The spray of goldenrod bobs in the breeze and overhead a flock of starlings weaves in and out, black against a piercing blue sky. Around the edge of the blueberry bog, the swamp maples’ leaves are maroon, and hints of gold tint the edges of the wild cherry trees. While yellow school busses and backpacks symbolize the advent of fall for many families, the subtle shift in nature towards the autumnal equinox begins on our farm in late July.
As a lover of fall, I watch the swamp maples. They are the first trees to complain about the summer heat and humidity and foreshadow the change in the seasons. Because of the high water table in that soggy section of the blueberry bog, we seldom walk into the area where sphagnum moss grows. The more reclusive birds dwell in the area, and we spy the Pileated Woodpecker darting from tree or the Red-Tailed Hawk rising from its nest.

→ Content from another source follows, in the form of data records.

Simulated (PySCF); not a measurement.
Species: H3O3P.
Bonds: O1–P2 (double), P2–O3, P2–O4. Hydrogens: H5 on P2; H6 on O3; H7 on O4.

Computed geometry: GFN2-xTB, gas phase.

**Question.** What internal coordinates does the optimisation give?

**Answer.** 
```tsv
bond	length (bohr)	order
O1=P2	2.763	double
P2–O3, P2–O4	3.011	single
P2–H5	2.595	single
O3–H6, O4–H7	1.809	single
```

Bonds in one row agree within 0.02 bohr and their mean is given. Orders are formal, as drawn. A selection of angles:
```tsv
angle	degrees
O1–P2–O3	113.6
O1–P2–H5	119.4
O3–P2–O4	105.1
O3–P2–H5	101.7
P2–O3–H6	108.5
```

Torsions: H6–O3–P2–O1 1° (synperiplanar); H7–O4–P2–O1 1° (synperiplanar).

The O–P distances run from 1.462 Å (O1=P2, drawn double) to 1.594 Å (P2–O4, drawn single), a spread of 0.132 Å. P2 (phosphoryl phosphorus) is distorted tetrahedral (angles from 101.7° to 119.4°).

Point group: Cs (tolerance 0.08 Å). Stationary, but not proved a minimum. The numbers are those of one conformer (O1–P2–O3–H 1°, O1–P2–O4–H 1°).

Over the summer, I met a couple of our patrons when they came to you-pick blueberries and to experience the beauty of the farm. In the waning weeks of August, other customers begin to contact me, “When will you resume shipping? I have two cups of your berries left.” Soon, I reassure them.
While we are still packing tons of blueberries, I prepare for September 10th, the first Tuesday we will ship out frozen blueberries. I order more ink for my printer, labels from FedEx, postcards to slip into the boxes. John checks to see if we need to purchase more shipping containers, and calls the FedEx representative to schedule a pick-up, the first of the many. The webmaster turns on the ordering buttons.
Voila! When I turn on my computer, the first order has arrived. Our fall work has begun.